Probability of picking 4 different valued and suited cards from pack I want to know the probability of picking 4 different valued and suited cards from a standard pack of $52$ cards. I reasoned that first you pick a card, and from the remaining $51$ cards you can pick $52-(13+3)$ cards and from the $50$ remaining cards you can pick $52-2(13+3)$ cards and from the remaining $49$ cards you can pick $52-3(13+3)$ cards so the probability is
$$\frac{36\cdot20\cdot 4}{51\cdot50\cdot49}=\frac{96}{4165}$$
Is my reasoning correct? Thanks for any comments.
 A: I would rather try to count the number of hands of 4 cards that fullfill your conditions:


*

*you have to pick one spade card: $13$ choices

*you have to pick one heart card: $12$ choices (it should be different from the spade value)

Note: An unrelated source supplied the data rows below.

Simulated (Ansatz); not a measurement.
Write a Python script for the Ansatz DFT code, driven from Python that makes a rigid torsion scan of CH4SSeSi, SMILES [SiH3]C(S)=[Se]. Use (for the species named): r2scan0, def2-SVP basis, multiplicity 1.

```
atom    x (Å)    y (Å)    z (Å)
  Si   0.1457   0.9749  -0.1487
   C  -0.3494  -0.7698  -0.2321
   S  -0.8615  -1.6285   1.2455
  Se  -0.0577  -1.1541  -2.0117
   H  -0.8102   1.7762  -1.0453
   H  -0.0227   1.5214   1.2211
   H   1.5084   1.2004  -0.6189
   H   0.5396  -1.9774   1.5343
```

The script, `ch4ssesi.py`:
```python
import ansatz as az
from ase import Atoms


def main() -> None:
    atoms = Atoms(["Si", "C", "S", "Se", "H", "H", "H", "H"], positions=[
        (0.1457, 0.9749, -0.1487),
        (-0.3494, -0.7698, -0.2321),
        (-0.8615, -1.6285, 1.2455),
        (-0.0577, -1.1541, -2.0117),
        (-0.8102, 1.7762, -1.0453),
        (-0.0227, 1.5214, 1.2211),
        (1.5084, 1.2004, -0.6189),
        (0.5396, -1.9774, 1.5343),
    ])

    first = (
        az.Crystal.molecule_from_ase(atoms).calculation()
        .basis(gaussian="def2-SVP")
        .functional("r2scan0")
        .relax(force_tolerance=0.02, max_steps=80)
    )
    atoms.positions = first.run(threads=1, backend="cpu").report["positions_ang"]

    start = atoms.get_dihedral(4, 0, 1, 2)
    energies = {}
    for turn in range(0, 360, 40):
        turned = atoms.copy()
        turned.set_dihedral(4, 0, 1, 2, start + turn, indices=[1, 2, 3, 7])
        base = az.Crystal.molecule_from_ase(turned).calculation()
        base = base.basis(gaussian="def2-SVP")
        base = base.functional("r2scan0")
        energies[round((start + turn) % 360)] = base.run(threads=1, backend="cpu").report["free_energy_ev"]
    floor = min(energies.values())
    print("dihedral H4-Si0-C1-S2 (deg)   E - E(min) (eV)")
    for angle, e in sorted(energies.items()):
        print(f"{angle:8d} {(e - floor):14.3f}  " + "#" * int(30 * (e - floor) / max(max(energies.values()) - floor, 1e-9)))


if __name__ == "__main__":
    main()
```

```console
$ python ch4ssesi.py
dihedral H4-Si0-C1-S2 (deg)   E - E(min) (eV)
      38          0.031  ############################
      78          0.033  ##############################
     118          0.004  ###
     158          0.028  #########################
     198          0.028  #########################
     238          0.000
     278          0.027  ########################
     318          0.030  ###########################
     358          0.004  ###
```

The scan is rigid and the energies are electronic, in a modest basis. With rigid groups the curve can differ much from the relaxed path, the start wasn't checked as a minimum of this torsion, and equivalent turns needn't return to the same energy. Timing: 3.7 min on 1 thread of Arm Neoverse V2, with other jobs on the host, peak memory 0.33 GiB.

*for the diamond you have $11$ possible choices

*for the club, there remain $10$ choices


Finally there are $13 \cdot 12 \cdot 11 \cdot 10 = 17160$ possible hands.
The total number of hands is ${52 \choose 4} = 270725$, and finally your probability is
$$p={17160 \over 270725} = {264 \over 4165}$$
A: There are certainly $36$ cards that are a different suit and value from the first one. After two are chosen, there are $22$ good options for the third card, because $11$ of $13$ cards in each of the two remaining suits dodge the already-selected values. For the last card, it has to be in the one remaining suit, and there are three values it cannot be, so there are $10$ good options for it. Thus:
$$\frac{36}{51}\cdot\frac{22}{50}\cdot\frac{10}{49}=\frac{12\cdot 11\cdot 2}{17\cdot 5\cdot 49}=\frac{264}{4165}$$
When you subtracted $2(13+3)$, that was a bit too much, because part of each $3$ is part of the other $13$, so you counted $2$ cards twice.